As Congress finally gets serious about tax reform, you need to know where you stand now, so you can understand how changes will affect your pocketbook.
President Donald Trump promises “a giant, beautiful, massive — the biggest ever in our country — tax cut.” And now, almost a year to the day after Trump was elected, Kevin Brady, chairman of the House Ways and Means Committee, promises to unveil this week not a theory, not a fever dream, not an outline, not a framework but honest-to-God legislative language on what tax reform might look like.
Cue the ominous musical background of lobbyists gathering … and dust off the quote attributed (probably wrongly) to 19th century German Chancellor Otto von Bismarck: “Laws are like sausages: You should never watch them being made.”

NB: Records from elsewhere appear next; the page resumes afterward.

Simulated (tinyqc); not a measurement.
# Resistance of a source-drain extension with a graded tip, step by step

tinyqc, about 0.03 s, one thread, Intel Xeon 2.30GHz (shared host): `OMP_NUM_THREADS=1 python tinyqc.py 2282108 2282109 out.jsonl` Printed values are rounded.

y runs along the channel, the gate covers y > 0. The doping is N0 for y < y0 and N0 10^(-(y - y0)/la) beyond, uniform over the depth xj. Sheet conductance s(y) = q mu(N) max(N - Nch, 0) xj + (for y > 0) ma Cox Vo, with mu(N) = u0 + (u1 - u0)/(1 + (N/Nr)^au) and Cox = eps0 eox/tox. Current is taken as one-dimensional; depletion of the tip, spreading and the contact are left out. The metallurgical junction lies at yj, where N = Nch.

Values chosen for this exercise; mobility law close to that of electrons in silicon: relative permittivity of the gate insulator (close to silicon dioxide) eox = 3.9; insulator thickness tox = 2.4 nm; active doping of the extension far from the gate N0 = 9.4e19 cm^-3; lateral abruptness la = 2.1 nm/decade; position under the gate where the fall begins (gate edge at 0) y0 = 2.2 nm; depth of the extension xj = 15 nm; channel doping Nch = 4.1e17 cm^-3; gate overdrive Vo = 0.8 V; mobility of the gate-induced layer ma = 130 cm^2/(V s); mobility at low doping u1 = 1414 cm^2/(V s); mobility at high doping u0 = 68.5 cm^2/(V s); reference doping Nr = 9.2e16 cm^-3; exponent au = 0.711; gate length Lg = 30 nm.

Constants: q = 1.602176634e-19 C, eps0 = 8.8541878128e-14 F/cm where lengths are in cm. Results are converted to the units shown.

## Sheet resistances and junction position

But, you know you have to watch.
Which cherished tax breaks will be sacrificed on the altar of tax reform? Will manipulating the tax brackets help or hurt your bottom line? Will you come out ahead if doubling the standard deduction comes at the cost of eliminating all personal exemptions? What are they going to do to your 401(k)? Will cutting corporate taxes really put $4,000 in the average family’s pocket?
It’s still too early to know whether the latest sausage-making in Washington will leave you a winner or a loser. But it’s not too early to know where you stand now. No matter how “rich” or “poor” or “middle class” you are, are you bearing your “fair share” of the nation’s tax burden today? Do you have the faintest idea what portion you pay now … beyond a gnawing feeling that it’s too darn much?
To help answer such questions, we just updated our tool that shows how the nation’s income and federal income tax bill are distributed among its citizens. Our tool uses the latest IRS data to shine a bright light into what too often are murky shadows.
We’ll also show you how your own income stacks up with that of your fellow Americans.
Are you ready to see where you fit in? With our simple calculator, enter a single number from your latest tax return, and you’ll instantly know the answer.
During the presidential campaign last year, here’s what we learned when we plugged in Hillary Clinton’s number into the calculator. Her $10,594,529 adjusted gross income (AGI) puts her in the top 1% of earners. Altogether, the top-earning 1% of taxpayers reported 20.6% of all AGI and paid 39.5% of total income taxes.
Since President Trump hasn’t released his tax returns, we couldn’t check up on him.
But if you filed a return, our calculator will show where you fit in.
A look at the big picture
The latest numbers from the IRS — based on data from 2015 tax returns — show what it takes to be among the top 1% of income earners: At least $480,930 of adjusted gross income. That’s about $15,000 more than it took to buy into this rarified status a year earlier. The 1.4 million Americans with this elite status reported 20.7% of the total adjusted gross income reported on 2015 returns.
That’s right. One percent of taxpayers reported one-fifth of all income. And that same tiny group kicked in almost 40% of all the federal income taxes paid.
How much do you need to make to be in the top 50% of earners? Just $39,275.
Fall below that level, and you are in the bottom half, along with about 71 million of your fellow taxpayers. All told, the lower-earning half of all taxpayers earned just 11.3% of the AGI reported on 2015 federal returns. And they paid 2.8% of all the income taxes paid.
Use our calculator to see if you’re in the top 1%, 5%, 10%, 25%, 50% … or bottom 50%. As lawmakers in Washington argue over what tax rates should apply in the future, a new feature of our calculator this year will show the average tax rate for taxpayers in each income category.
Our income and tax-burden breakdowns come from information reported on 2015 individual income tax returns. Income categories are based on adjusted gross income, which is basically income from taxable sources minus certain deductions—including deductible contributions to IRA, alimony paid and student loan interest—but before subtracting the value of exemptions and either the standard or itemized deductions.